Mansi, a 39-year-old chemicals company executive, took the helm of the Monte dei Paschi foundation - a powerful and politically-connected charity that was long the bank's controlling shareholder - last year.

This week, she halved the foundation's stake to 15 percent ahead of a planned rights issue that is likely to cut the stake even further.

Mansi's decision to extricate the foundation from its namesake lender was driven by need: the foundation had been drowning in more than 1 billion euros of debts it had amassed over the years to keep its grip on the 540-year-old bank.

The way in which Mansi has operated - standing up to Monte Paschi's strong management team and working quietly with international advisers - has led to what many say is a long-overdue unraveling of the web of local patronage that nearly triggered the financial collapse of both the bank and the foundation.

Without its key shareholder, Monte dei Paschi now becomes a takeover target as the European banking industry undergoes an unprecedented regulatory review led by the European Central Bank.

For Mansi, a no-holds-barred leadership of the foundation has vindicated early skepticism she faced when she first arrived as an outsider to the close-knit orbit of Monte dei Paschi and its secretive shareholder.

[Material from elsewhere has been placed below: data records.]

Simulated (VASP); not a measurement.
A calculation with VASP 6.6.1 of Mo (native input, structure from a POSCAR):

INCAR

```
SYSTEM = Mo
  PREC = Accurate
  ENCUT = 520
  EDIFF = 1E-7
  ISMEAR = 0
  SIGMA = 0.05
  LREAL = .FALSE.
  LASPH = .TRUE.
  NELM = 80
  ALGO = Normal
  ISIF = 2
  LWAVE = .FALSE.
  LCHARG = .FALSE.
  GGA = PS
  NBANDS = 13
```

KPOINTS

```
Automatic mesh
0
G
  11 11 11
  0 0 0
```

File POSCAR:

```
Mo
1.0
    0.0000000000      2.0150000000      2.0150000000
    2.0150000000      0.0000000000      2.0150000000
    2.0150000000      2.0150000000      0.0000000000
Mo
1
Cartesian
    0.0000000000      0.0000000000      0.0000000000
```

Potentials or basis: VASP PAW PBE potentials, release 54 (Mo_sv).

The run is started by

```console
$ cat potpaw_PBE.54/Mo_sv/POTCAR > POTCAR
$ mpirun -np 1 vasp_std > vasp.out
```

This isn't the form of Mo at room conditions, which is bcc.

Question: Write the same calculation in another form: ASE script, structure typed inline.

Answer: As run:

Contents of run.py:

"I hope the work we have done helps dispel that fog of diffidence and prejudice that weighed on us not just in Italy but even in international financial circles," Mansi said in an interview with Reuters on Wednesday.

MISSION IMPOSSIBLE

Mansi was appointed as the foundation's first chairwoman last September, taking the reins of an entity whose wealth had been nearly wiped out over the years as the Siena-based bank's troubles deepened.

Mansi had served as an executive at her family-owned company Nuova Solmine, a leading producer of sulphuric acid, and had also chaired a small private bank. But she was little known at the national level outside business circles.

Mansi became one of a handful of women to get a top job in the Italian banking industry.

At the time, Monte dei Paschi, the world's oldest bank still in business, had been bailed out by the state with 4.1 billion euros ($5.7 billion) of aid - a rescue package that was needed to keep the bank afloat after it had been crippled by a derivatives scandal dating back to the period between 2006 and 2009 and the sovereign debt crisis.

The European Commission ordered last September that Monte dei Paschi undergo a capital increase of 2.5 billion euros - more than twice the amount originally planned - as part of a tough restructuring plan aimed at allowing the bank to pay the bulk of the bailout back this year or face nationalization.

The bank's management later raised the fundraising to 3 billion euros to ensure the state would not get a stake.

The foundation meanwhile was nearly bankrupt. Until 2011, it had 50 percent of Monte dei Paschi. But after emptying its coffers and borrowing heavily to fund two capital increases at the bank, the foundation began cutting its stake in 2012 to pay back creditors while writing 4 billion euros off the value of its holding as Monte dei Paschi shares dived.

With yet another capital increase looming, and 300 million euros in debt still to be paid back, the foundation had no other choice but sell down more and take a big step towards the exit.

"When I became head of the foundation, people offered me their condolences rather than congratulations. You know, by accepting the job I risked being burnt out," Mansi said.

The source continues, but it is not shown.